I know some of you perhaps have a better understanding than others of what having a strong-willed child is like. For the rest of you, here’s a small taste of what parenting this kid is like.
I got a call the other day from the wife, letting me know that our daughter had been suspended from school. She has been having a running conflict with a boy in her class, and it had apparently escalated.
Things took a nasty turn in the morning, when he picked up her bookmark from the floor near her desk, crumpled it up in front of her, and threw it away. She insists he knew it was hers, he insists he thought it was garbage. She apparently popped him in the face, and was sent to the office to cool down.
Later that day, with tempers running high, the two of them ran into each other during gym class. The gym teacher believes the collision was a genuine accident on his part, but of course given their history my daughter believed it was deliberate. She whipped him in the face with her coat, and at some point scratched his face with her fingernails. She was chasing him around the gym when the teacher had to step in and separate them.
So, long story short, she was suspended from school for a day and a half. Needless to say, this cannot happen again. She was grounded, and she lost the privilege to grow her fingernails out. And her mother wanted her to write letters of apology to the boy, the boy’s mother, and the gym teacher.
She’s been pretty quiet about the whole episode. She knows she screwed up. But her real opinion on the whole episode only became apparent when she was writing her apology notes.
To the mother:
“Dear Mrs. [XXXX], I’m sorry I hurt [the boy]. But you have to realize that he’s been seariously grinding on my nerves all week. I’m very sorry.”
So she was sent back to try again. Another of her efforts wasn’t much better:
Dear Mrs. [XXXX], I’m sorry about hurting [the boy]. I didn’t mean to hurt him that much. I’m very sorry.”
Sigh. Although she has been compliant and fairly meek (for her), it’s clear that deep in her heart, she knows he deserved it. And she isn’t going to back down from that easily.
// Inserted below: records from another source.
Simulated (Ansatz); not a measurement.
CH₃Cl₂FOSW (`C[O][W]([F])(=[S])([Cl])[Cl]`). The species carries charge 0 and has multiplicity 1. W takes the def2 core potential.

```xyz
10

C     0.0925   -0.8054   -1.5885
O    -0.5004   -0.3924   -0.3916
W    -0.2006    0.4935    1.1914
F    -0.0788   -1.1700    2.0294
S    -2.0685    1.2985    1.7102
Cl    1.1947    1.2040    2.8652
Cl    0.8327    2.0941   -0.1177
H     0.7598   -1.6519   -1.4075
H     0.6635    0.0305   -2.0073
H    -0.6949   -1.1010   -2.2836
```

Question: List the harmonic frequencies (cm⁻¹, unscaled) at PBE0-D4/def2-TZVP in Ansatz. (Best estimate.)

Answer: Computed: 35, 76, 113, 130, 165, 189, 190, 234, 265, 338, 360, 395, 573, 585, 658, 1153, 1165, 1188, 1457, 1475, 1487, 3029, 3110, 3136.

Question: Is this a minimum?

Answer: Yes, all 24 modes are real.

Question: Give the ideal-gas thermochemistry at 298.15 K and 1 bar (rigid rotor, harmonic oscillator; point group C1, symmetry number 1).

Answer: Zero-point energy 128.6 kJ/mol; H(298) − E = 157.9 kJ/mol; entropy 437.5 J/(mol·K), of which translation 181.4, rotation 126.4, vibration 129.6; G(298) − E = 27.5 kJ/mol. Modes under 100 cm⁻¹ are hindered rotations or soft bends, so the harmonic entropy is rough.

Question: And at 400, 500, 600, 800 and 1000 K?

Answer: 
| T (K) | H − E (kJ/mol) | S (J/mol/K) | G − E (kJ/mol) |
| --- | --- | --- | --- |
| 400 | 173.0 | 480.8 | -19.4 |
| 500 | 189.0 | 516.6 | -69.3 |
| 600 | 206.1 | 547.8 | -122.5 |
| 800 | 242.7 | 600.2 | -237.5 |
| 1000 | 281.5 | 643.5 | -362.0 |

And although I have to be sternly disapproving, a tiny little part of me applauds her. I would much rather have a daughter with fire in her heart, and a strong sense of justice, than a delicate flower that bends whichever way the wind blows. She can’t go on beating on people that tick her off, but I do want her to grow up committed to fairness. We just need to expand that sense of fairness and justice to include other people.
As said other person with understanding, I applaud your keeping on top of her about her behavior.
What’s worked for us in regard to this is that my child only takes it out on adults. And rarely on kids, which he has a little more patience for. I think my son thinks he’s a 14 year old trapped in a 7-year-old’s body. And that he should be able to make 14-year-old decisions. And gets angry when teachers or others in ‘power positions’ deny him that.
I took people’s shit until I was 14. Then if they pushed me, I pushed back harder. It got me detention once. The other time I got detention, I wrote a note about a bitch teacher I had and she found it, oops.
What shaped up my attitude? I was told it was one thing to screw up in the 7th and 8th grade, but if I did that in the 9th grade, it would go on my permanent record and it may affect weather or not I could go to college. I was never in any trouble after that…tho the attitude still lingers!